Amid the flash of the Internet bubble, Henry C. Yuen, the chairman and chief executive of Gemstar-TV Guide International, did things his way.

Henry C. Yuen, top in 2000, is in a protracted legal struggle with Rupert Murdoch, bottom, over Mr. Yuen`s management of Gemstar and its troubled accounting.

John C. Malone, the head of Liberty Media, tried with Mr. Murdoch to take over the Gemstar program guide.

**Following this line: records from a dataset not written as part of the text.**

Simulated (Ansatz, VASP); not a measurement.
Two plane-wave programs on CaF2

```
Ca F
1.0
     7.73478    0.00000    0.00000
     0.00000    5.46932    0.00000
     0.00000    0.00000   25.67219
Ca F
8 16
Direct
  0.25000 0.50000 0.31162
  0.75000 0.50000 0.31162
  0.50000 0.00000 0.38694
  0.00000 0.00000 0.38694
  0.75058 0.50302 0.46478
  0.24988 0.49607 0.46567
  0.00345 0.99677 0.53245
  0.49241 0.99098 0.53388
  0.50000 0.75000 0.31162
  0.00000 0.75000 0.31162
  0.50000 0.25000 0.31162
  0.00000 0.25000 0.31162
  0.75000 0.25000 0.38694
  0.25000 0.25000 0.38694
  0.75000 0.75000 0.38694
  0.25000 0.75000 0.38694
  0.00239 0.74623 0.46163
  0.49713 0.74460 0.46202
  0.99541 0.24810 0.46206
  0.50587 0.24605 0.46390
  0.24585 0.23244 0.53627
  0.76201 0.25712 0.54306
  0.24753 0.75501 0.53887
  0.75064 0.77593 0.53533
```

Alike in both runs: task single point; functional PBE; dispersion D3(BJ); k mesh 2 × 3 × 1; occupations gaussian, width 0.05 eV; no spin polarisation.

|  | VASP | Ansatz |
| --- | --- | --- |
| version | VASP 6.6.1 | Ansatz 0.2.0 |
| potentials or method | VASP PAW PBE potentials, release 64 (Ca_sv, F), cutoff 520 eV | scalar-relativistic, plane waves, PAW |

Despite running a company worth more than $20 billion in early 2000 and being partners with Rupert Murdoch`s News Corporation, he operated out of low-rent offices in Pasadena, Calif. A visitor to the headquarters recalls that using a fax machine required unplugging the telephone because there was only one line. A former Gemstar employee recalled Mr. Yuen driving to lunch four blocks from the office, but then parking two blocks away to avoid paying a valet charge.

But even as Mr. Yuen was pinching pennies, he was manipulating hundreds of millions in revenue to make the company look more profitable, according to prosecutors and investors.

Mr. Yuen was forced out as Gemstar`s chairman and chief executive more than three years ago, after the company acknowledged that revenue had been inflated and the stock price collapsed. News Corporation`s involvement with Mr. Yuen - it owns 41 percent of Gemstar - resulted in 2002 in a $6 billion write-down, the biggest such hit Mr. Murdoch has taken in his storied career.

An investigation into Mr. Yuen`s conduct by the Securities and Exchange Commission, and a tangle of other litigation, show that Mr. Yuen, a mathematician and lawyer who built Gemstar by developing and aggressively defending patents for television viewing, still casts a long shadow over the News Corporation and Mr. Murdoch.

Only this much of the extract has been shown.